Where Nevada cities stand

City of Las Vegas spokesperson Jace Radke shared a statement about the city’s reasoning for signing the amicus brief.

“The city hopes the U.S. Supreme Court gives clarity and finality—either way—to how cities across the country can or cannot use their police powers to address this issue,” Radke wrote, adding that the city did not wish to provide further comment on ongoing litigation.

A City of Henderson spokesperson wrote in an email that the city signed onto the amicus brief because overturning these cases will allow Henderson “to be flexible in addressing unhoused issues as they emerge. The current legal framework restricts the solutions available to the City.”

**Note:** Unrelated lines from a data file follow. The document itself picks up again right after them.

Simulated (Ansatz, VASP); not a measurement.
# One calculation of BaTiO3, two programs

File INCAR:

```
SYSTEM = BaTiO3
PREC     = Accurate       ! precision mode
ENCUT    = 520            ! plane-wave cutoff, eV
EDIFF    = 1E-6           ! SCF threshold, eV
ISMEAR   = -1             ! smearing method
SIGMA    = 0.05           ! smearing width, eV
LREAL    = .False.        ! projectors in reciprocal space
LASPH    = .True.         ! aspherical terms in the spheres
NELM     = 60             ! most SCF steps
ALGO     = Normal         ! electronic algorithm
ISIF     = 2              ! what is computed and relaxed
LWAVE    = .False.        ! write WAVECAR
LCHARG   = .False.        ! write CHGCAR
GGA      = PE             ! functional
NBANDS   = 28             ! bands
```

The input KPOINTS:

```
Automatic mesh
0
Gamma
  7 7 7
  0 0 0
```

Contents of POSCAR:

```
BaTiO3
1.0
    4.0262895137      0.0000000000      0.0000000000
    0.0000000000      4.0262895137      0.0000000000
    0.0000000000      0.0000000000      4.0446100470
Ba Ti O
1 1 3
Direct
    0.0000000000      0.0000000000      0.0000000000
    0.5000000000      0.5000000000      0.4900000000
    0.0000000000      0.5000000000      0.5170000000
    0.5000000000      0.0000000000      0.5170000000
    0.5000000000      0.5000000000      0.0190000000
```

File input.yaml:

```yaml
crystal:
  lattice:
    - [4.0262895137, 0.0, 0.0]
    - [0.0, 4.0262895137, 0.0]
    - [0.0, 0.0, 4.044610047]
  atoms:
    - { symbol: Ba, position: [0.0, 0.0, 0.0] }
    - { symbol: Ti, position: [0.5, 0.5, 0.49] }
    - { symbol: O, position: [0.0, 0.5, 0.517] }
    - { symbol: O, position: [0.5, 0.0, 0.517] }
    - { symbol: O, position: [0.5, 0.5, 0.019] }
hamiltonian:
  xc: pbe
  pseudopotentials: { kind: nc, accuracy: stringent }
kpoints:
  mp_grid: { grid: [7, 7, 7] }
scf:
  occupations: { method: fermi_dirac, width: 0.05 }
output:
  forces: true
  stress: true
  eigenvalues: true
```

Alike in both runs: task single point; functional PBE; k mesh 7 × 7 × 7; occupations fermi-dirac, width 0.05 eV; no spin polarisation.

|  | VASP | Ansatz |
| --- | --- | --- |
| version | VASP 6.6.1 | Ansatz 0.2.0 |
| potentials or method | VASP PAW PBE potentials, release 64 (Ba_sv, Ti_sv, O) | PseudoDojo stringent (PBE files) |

The Henderson spokesperson also said the current legal system results in “judicial review of cities’ decisions about” what does or does not constitute a shelter, what property a city may restrict because it is unsuitable for habitation and “whether a city has properly written and is properly enforcing laws preventing someone from blocking a sidewalk.”

However, Knight said overturning these cases could bring more confusion to how cities can serve the unhoused population.

“I think if the court overturns this, that is going to inject a lot of lack of clarity,” he said. “First of all, cities are going to handle it differently.” 

Local governments that are not signed on to the amicus brief have had mixed reactions to Las Vegas and Henderson aiming to overturn Martin v. City of Boise and Johnson v. City of Grants Pass. 

At this time, the City of North Las Vegas has no plans to sign onto the amicus brief and “plans to continue our services-first approach, which we feel is in line with the most recent 9th Circuit Order in Coalition on Homelessness v. City and County of San Francisco,” spokeswoman Kathleen Richards told The Nevada Independent.

Coalition on Homelessness v. City and County of San Francisco is a case that decided people are not "involuntarily homeless" if they have declined a specific offer of available shelter or otherwise have access to such shelter or the means to obtain it.

The 9th Circuit decisions do not prevent cities from providing services, but do prohibit jurisdictions from forcibly removing someone from a location when there are no adequate shelters available for people to seek out, Knight said.

“That's something that is frustrating when you read these amicus briefs … they're making this into a false binary,” Knight said. 

Though Reno and Washoe County officials said they have no plans to participate in the amicus brief, Reno spokesman Landon Miller said the city “is monitoring these legal proceedings and is committed to staying informed about the situation. We will evaluate the potential implications for our community should they arise.”

Sparks City Attorney Wes Duncan, who just participated in passing new city ordinances to restrict people from sleeping in their vehicles near the Truckee River, said these cases constrain local governments from enforcing laws related to “public health and safety issues.”

“Although the City of Sparks uses innovative approaches to connect the homeless to services while also enforcing the law, I fully support the efforts of states and western cities to overturn these cases and restore the power of local governments to combat homelessness in their communities,” Duncan wrote in a statement. 

The case for upholding the rulings

Knight said he believes upholding Martin v. Boise and Johnson v. Grants Pass should be a bipartisan issue.

“These are … conservative principles too. This is about limited government. This is about fiscal responsibility. This is about civil rights,” Knight said. 

The booking cost for a single arrest of one person for violating ordinances prohibiting laying or sleeping in a public place is more than more than $100, according to a Florida study published by The Homeless Voice.

Knight said an arrest record can also put up barriers for people seeking housing, creating a loop of homelessness. It is legal in Nevada for a landlord to discriminate against someone with a criminal record.

“The collateral consequences of it on the taxpayers are immense. The cost of incarcerating somebody on an annual basis is [significantly] more than the cost of providing short term and permanent supportive housing options to those who need it,” Knight said.

He said he wants people to remember empathy during this time. 

“Right now, human beings, all Americans need to realize that the homeless community is not different from us. We're all far closer to living on the streets than we ever will be to being a billionaire,” Knight said.